You know that singsong. It’s an ascending musical fourth, then a descending third, with the word back elongated into two syllables. Admittedly, the first word is usually they’re rather than we’re, but in any form, it’s rare to go a week without encountering it in conversation or print. Here are just a few recent examples culled from Google News:
  • They’re baack. Killer Mike and El-P, who, when together, make up Run the Jewels, are prepping their new album, titled Run the Jewels 2.”
  • “Well, if you’ve been going through comedic withdrawal, then you’re in luck, because they’re baaack.” (Referring to a a series of videos by two Canadian writers.)
  • “They’re baaaack! And they are bigger and bustier than ever. After a brief absence of three days, The Sun’s salacious Page 3 girls have returned to the tabloid’s pages with a cheeky tweet from the paper’s publisher.”
  • “They’re Baaaaack.” (Item on a hockey blog about the return to action of three members of the New Jersey Devils.)

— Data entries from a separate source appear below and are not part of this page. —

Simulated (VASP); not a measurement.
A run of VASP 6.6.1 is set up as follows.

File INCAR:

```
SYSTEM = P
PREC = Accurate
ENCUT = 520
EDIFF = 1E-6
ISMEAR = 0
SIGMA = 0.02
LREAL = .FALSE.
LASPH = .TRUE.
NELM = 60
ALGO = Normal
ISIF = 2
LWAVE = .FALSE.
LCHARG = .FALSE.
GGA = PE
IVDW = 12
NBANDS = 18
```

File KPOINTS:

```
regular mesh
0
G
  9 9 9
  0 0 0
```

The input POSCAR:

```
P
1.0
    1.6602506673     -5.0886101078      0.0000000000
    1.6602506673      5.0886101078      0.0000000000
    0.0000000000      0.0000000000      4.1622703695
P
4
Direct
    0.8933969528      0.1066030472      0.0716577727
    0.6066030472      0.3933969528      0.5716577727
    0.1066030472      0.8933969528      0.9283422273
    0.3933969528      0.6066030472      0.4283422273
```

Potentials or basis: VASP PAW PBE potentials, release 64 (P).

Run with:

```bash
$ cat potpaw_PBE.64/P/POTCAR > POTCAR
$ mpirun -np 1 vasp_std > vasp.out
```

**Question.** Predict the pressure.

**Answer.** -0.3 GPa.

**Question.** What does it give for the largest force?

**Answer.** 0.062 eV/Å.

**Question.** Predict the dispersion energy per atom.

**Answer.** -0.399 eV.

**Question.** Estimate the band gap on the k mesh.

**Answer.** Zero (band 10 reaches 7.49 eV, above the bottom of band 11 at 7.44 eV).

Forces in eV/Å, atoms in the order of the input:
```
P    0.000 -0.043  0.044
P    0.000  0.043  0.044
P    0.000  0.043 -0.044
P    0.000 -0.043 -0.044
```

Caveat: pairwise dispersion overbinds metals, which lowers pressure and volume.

Probably, a lot of people make the same mistake concerning this piece of shtick that Jeremy Roebuck did. That is, they attribute it to the 1982 movie Poltergeist. In fact, in that film, what the little girl played by Heather O’Rourke said when the poltergeists arrived was, “They’re here”—which, incidentally, was chosen by the American Film Institute as the 69th greatest movie line of all time. It was the 1986 sequel, Poltergeist II: The Other Side, written by Mark Victor and Michael Grais, in which O’Rourke said, “They’re back” (unjustly left off the AFI list, by the way).

But here’s something interesting. If I can ask your indulgence, take a look at this three-minute clip from Poltergeist II, which ends with O’Rourke uttering the line.

That’s right—she says “They’re back” in a monotone. But the universe didn’t invent the singsong version. O’Rourke gave the line this way, looking spookily straight into the camera, in the Poltergeist II trailer, which got a lot of TV airplay back in ’86.

Because of the singsong, print renderings of the line usually throw in additional a’s, as the Google News examples indicate. I ran Google searches on the various versions (not including the single-a “They’re back”—used by Roebuck—simply because people so often use that phrase without referencing Poltergeist.) Here’s what I came up with.

Screen Shot 2015-02-09 at 5.23.20 PM

What conclusions can we draw from the data? Well, the three-a version has a Goldilocks just-right quality that people seem to be drawn to. But what really jumps out to me are the sheer numbers. This has become such a massive cliché, yet masses of hacks go right on reaching for it. Have you no shame, people?

No need to answer that question. But I shudder to think of the journalistic community’s response to an event that’s scheduled to take place on July 24. That’s when the director Sam Raimi’s remake of Poltergeist is scheduled to open. Let me put it this way. If you play a drinking game where you had to take a shot for every “It’s/they’re baaack” headline, you will be in the emergency room by July 25.